Untitled (A Palestinian Scene), 1960, by Egyptian Artist Samir Rafi, depicts a defiant Palestinian family circled by armed Zionist soldiers whose faces lack defining features beyond the contours of skulls. As is evident in this painting, Rafi’s work often utilized surrealism and symbolism. The soldiers’ skulls and helmets marked with the star of David, painted in dark indigo-grey shades, contrast sharply with the bright white-grey hues of the Palestinian family. The shading across the family’s bodies further highlights their centrality. At the same time, the background’s orange, pink, and reddish hues suggest that this recurrent ‘scene’ occurs during sunset. The potted flower at the far right side of the painting and the dog next to the young boy at the center intensify the sense of domesticity and everyday life, while the family’s bare feet and modest garments compared to the booted, armed soldiers accentuate the sense of injustice.

This is not Rafi’s only rendition of such a scene. Indeed, one of his earlier pieces, The 1948 Nakba, depicts a similar scene. One of the important differences, however, is the faces of the Palestinian family: their expressions here show a mix of anger, disgust, and defiance. This burning rage is paralleled in the flaming hues of red, orange, and yellow behind them, intensifying the brightness of their figures compared to the soldiers.

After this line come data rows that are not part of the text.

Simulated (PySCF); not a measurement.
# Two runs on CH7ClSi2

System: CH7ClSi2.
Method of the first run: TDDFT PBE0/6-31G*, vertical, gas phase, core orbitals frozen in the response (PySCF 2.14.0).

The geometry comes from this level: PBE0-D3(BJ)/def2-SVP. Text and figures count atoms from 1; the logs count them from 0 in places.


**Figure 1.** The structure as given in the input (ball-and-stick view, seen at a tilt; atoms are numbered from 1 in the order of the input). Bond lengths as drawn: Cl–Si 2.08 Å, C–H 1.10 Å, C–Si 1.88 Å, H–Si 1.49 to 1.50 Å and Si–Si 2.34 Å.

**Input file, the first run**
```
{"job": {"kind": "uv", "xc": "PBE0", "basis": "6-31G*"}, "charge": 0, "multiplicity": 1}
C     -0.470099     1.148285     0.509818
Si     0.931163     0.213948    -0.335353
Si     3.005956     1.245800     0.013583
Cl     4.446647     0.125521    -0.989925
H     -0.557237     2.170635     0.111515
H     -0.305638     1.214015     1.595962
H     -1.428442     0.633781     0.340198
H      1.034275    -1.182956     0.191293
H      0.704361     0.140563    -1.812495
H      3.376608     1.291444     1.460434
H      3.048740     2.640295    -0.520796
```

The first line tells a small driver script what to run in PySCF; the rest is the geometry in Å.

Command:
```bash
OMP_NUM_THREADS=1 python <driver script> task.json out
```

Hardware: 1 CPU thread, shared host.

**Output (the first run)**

Rafi is a seminal figure in the history of Egyptian art. He was a core member and co-founder of the contemporary art group in Egypt. Much of his earlier work focused on social and political revolution issues, particularly against colonial art. His main critique of the artists of his time, especially in the 1940s and 1950s, was that they were too influenced by elitist Western art trends and bourgeoisie subject matters. Instead, Rafi focused on incorporating local authenticity into his work by drawing upon local art and cultural production.